He was also a trophy hunter.
That's right. The guy who shaped my life to such a huge degree, who almost single-handedly got me through the intellectual hell of junior high school, could have been the guy who shot Cecil the lion. I'm certain he did shoot at least one lion in his life, as evidenced by a photo album that he kept in his desk at the back of his classroom. He also kept a dummy .50-caliber shell on his desk that he'd pretend to use as a pen.
Shocked? Outraged? Ready to type nasty things in the comments section? Or are you thinking twice about it because the person who killed the lion was presented as an actual human being as opposed to a heartless murderer?

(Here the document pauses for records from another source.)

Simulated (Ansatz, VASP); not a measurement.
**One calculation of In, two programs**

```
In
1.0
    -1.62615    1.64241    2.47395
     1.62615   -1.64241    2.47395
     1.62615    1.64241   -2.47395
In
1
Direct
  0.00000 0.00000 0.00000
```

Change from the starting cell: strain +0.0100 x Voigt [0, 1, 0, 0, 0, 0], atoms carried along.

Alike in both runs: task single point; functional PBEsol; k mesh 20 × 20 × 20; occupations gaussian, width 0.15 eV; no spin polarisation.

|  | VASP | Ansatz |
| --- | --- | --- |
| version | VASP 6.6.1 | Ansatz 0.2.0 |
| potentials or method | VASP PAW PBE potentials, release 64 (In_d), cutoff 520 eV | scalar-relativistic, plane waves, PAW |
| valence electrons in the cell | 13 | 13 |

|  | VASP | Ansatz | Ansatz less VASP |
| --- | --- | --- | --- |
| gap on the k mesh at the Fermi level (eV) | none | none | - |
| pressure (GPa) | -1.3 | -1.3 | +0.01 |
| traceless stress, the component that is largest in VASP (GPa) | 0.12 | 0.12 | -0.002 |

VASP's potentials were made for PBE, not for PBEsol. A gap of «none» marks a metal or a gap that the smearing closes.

Walter Palmer, the American whom the world now knows as Cecil The Lion's killer, has been getting death threats lately after shooting a protected lion in Zimbabwe. He was forced to close his dentistry practice. His family can't show their faces in public. All this because the Internet (read: people just like you and me) have tried him, convicted him and sentenced him without anyone ever setting foot inside a courtroom. I don't know the circumstances of Cecil's killing (and, despite what you may think, neither do you because you weren't there), and I've never met Walter Palmer. I don't presume to be wise enough to say whether what he did was wrong or what kind of punishment he deserves. That's for a court of law to decide. You know, kind of how we've been resolving stuff like this for the last couple hundred years?
I'm certainly not saying I'm in favour of trophy hunting. To be honest, I don't know if I am or I'm not. I don't think about it. Unlike some people, I'm not qualified to comment on whether it's okay to kill a lion. What I am saying is that Mr. Smith is far more than the killer of a lion. And I'm willing to bet that Walter Palmer is, too. Even if he's a complete asshole, he doesn't deserve to have his life and his family's lives blown into ruins over the shooting of a fucking lion.
Thanks to social media, we've become a society in which no one can do anything wrong. I mean that in two ways: first, if you do anything wrong, you're shamed for it. Second, the people who are doing the shaming can see no wrong in themselves. That person who left the baby in a hot car must be a complete moron and should be sentenced to die in a hot car themselves. And, of course, the fact that the parent will spend the rest of their life with the crippling agony of knowing they caused the death of their child is not punishment enough. They must face the wrath of the righteous, ie: all those folks on social media. Obviously, it could never happen to you, right? You're too smart for that.
It's nothing short of alarming to see how quickly and completely the mob mentality phenomenon has swept through western society with the advent of social media. From the anti-vax movement's war on public health and common sense to the attempts to ban anyone from Canada who has ever said anything nasty ever, we have become a world of black and white, where rational thought and reasoned arguments have no place. It's all about our emotions, and satisfying our appetite for outrage.
And I'm as guilty of it as anyone. I let my buttons get pushed; just ask my wife. She's the one who has to try to watch TV while I sit at my computer ranting about some bullshit or other that ultimately has absolutely zero impact on my life but that I have an opinion about nonetheless.
I guess what I'm saying is that I'm going to keep making an effort to think about Mr. Smith before I put my fingers to the keyboard. And I hope you all call me on it if I start to stray. Thanks for reading.